It’s pretty evident if you have read any of my blogs that I have been processing anger toward my late husband, Bret.

It wasn’t always that way, however.

In the early days and months after his tragic self-imposed death, I placed him very high on a pedestal. I understand that this sort of thing is common. I knew that I was doing this, but I didn’t see anything wrong with celebrating all of Bret’s good qualities rather than focusing on the negative.

I do stand by that sentiment, to a degree, but as time went on, I realized that I had a lot to unpack.

I forgave Bret very early on, for his death, but have struggled with the way he lived and how he treated me.

Bret was a handful, to put it mildly.

I knew this and I accepted it.

He was strong-willed, temperamental, and sadly, had lots of demons.

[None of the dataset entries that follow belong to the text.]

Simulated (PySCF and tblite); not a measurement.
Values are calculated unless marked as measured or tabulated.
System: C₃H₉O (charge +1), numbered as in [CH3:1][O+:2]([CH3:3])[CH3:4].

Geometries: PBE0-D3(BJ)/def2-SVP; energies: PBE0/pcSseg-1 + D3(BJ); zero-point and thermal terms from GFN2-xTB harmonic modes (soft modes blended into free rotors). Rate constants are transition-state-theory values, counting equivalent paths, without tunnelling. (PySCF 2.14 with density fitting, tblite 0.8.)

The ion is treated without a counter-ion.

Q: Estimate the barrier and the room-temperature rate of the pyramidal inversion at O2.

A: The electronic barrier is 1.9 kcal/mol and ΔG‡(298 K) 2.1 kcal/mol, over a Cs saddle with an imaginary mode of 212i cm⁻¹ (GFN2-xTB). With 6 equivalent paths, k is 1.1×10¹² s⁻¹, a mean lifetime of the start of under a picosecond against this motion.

He knew that I was completely devoted to him, and he regularly used that against me.

For example, if I didn’t enjoy every single activity that he enjoyed, he would tell me “that’s alright, but I think I want to be with someone who does.” He did this often, somehow believing that his partner should have all the same likes as him.

One time while skiing, he told me that we could start divorce proceedings when we got home because I don’t like skiing and am not good at it. It was my third or fourth time, and believe me, I was giving it my all. I knew how much he loved winter sports. I also knew that he was not going to accept anything less than my begging to ski every second of the winter.

We had many common likes. He just required that I like everything that he did. He didn’t, however, feel that he ought to like the same things that I enjoyed. In fact, he just thought that I should stop liking most, if not all of those things.

I actually did let many things go during our twelve years and sometimes, regret hits me pretty hard. I am trying, however, to reconnect with those parts of me. It’s been very healing.

There were many other things that were wrong with our relationship.

But there were many great things too.

Over these last few years, I have found it increasingly difficult to reflect upon some of those good things. It’s as if my mind is forcing me to process the bad things in full, first, so that’s what I’ve been doing.

The vast majority of my grief in the recent years has been directed toward the way he treated me, and not his death.

I have also been processing the fact that I allowed it.

Bret and I were each other’s third marriage. It was easy to fear yet another marital failure, so I pushed through everything, vowing to fix anything and everything that cropped up.

I also loved him more than I had any other romantic partner up until that point.

I wanted us to work, so I put up with a bunch of horrible things in order to keep the peace.

As I said before, though, there were a lot of great things about him too.

He was hilarious, handsome, and heavily tattooed among other qualities that I typically find attractive. We could have wonderful, deep conversations that would last for hours. (We were long-distance at first, and I managed to rack up a devastatingly huge phone bill just from our nightly phone calls. Remember when expensive long-distance phone calls were a thing?)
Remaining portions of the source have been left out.